1. The judge pro tempore was without authority to hear the case originating in the Juvenile Court of Bibb County, and the judgment in that case is reversed.
2. It was error to require a witness to give oral testimony as to his prior convictions, and as to a pending indictment against him, over the objection that the records would be the highest and best evidence.
3. Because of the improper admission of evidence, the judgment in the habeas corpus case must be reversed, and it is unnecessary to decide other questions made by the appeal and the cross appeal.
The custody of two minor children is the issue in these cases.
Custody was awarded to R. W. Frost, an uncle of the children, by the Juvenile Court of Bibb County in 1959. On October 29, 1968, Frost filed a petition for writ of habeas corpus against the mother of the children, Mrs. Hazel Fincher, the main appellant here, alleging illegal detention of the children by her. Mrs. Fincher filed an answer and counterclaim, alleging a change in circumstances affecting the welfare of the children, and praying that she be awarded custody. The case was referred to the Juvenile Court of Bibb County and the number of this case in the Juvenile Court is 17,482.

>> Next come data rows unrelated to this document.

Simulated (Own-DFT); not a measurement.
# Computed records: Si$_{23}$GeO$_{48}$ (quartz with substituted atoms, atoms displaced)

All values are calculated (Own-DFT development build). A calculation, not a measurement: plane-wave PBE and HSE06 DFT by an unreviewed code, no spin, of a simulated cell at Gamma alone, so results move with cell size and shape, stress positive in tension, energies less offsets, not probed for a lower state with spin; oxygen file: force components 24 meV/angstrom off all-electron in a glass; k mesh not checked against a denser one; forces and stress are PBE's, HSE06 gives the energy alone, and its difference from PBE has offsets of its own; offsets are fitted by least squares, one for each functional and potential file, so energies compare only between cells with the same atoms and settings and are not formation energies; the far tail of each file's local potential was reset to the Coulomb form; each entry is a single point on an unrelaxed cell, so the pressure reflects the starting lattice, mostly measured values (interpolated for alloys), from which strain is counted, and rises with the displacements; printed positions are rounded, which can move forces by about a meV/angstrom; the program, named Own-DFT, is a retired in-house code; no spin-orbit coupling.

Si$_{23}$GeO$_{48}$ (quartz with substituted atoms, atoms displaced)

On December 11, 1968, the Probation Officer of Bibb County, at the direction of the juvenile judge pro tempore, filed a petition in the juvenile court against the appellant, Mrs. Fincher, and the appellee, Frost, alleging that the children were without proper guardian. The number of this case is 17,542.
These two cases with consent of counsel, were tried together and a separate judgment was rendered in each case. In No. 17,482, the habeas corpus case, the relief sought by the uncle and the mother was denied. In No. 17,542, the custodial rights of both were terminated and temporary custody was assumed by the juvenile court.
The mother appealed from the judgment in No. 17,482, refusing award of custody of the children to her as prayed in her counterclaim, and in No. 17,542, from the judgment terminating her custodial rights and enjoining her from contacting the children. Frost appealed from the judgment in No. 17,482, denying his prayer for the issuance of the writ of habeas corpus and award of custody of the children to him, and from the judgment in No. 17,542, removing him as legal custodian.
1. The first enumeration of error of the mother alleges that J. Alton Gladin was not authorized by law to preside over Case No. 17,542, where her custodial rights were terminated, and that the judgment rendered by him was a nullity.
It appears that on November 19, 1968, Judge Bell of the Superior Court of Bibb County appointed J. Alton Gladin Judge Pro Tempore of the juvenile court because of the death of the judge of the juvenile court, to serve "until a Judge of the Bibb Juvenile Court is appointed." Obviously, his authority to act expired upon appointment and qualification of a judge of the juvenile court. It further appears that on February 12, 1969, Othniel W. McGehee was Judge of the Juvenile Court of Bibb County, and acting as such, issued an order reciting that he was disqualified to serve in Case No. 17,482 and appointing J. Alton Gladin as Judge Pro Tempore of the Juvenile Court of Bibb County to preside in the case and with full authority in the premises.
Gladin only had authority under this order to serve in that particular case. There is nothing in the record or in the briefs showing that he was authorized to serve in Case No. 17,542. Thus the judgment rendered in that case is a nullity and must be reversed.
2. We now consider enumerations of error 3, 4, and 5 filed by the mother, Mrs. Fincher, as to Case No. 17,482, alleging that the court erred in admitting oral testimony elicited from the witness James L. Fincher, the husband of the mother, of his prior conviction of a crime, and of his conviction of misdemeanors not involving moral turpitude and traffic violations, over the objection that the records were the highest and best evidence; and in admitting oral testimony of the witness James B. Fincher of a pending criminal indictment against him, over the objection that the record was the highest and best evidence, and because an accusation is nothing without a conviction.
In Carroll v. Crawford, 218 Ga. 635 (129 SE2d 865)
, a child custody case in which almost the identical question was made, it was held that it was error to allow oral testimony of the defendant of the mother and the conviction of her husband, over the objection that the records would be the highest and best evidence. It was error in the present case for the judge to require James L. Fincher to testify in regard to his previous convictions and the pending indictment against him, over the objection that the records were the highest and best evidence.
3. Since the erroneous admission of the evidence referred to in the foregoing division will require a reversal of the judgment in Case No. 17,482, and the judgment in Case No. 17,542 has been reversed because of the lack of authority of the judge pro tempore to hear the case, the whole matter concerning the custody of these children will have to be reheard. The evidence on another trial may be different from that on the trial under review, and it is therefore unnecessary to determine whether the court erred in denying Mrs. Fincher the relief sought in her counterclaim. Other errors enumerated by her will not likely occur on another trial.
Since a reversal of both judgments is required on the appeal of Mrs. Fincher, the cross appeal of Frost, which also seeks a reversal of these judgments, is dismissed.
Judgments reversed on the main appeal; cross appeal dismissed. All the Justices concur.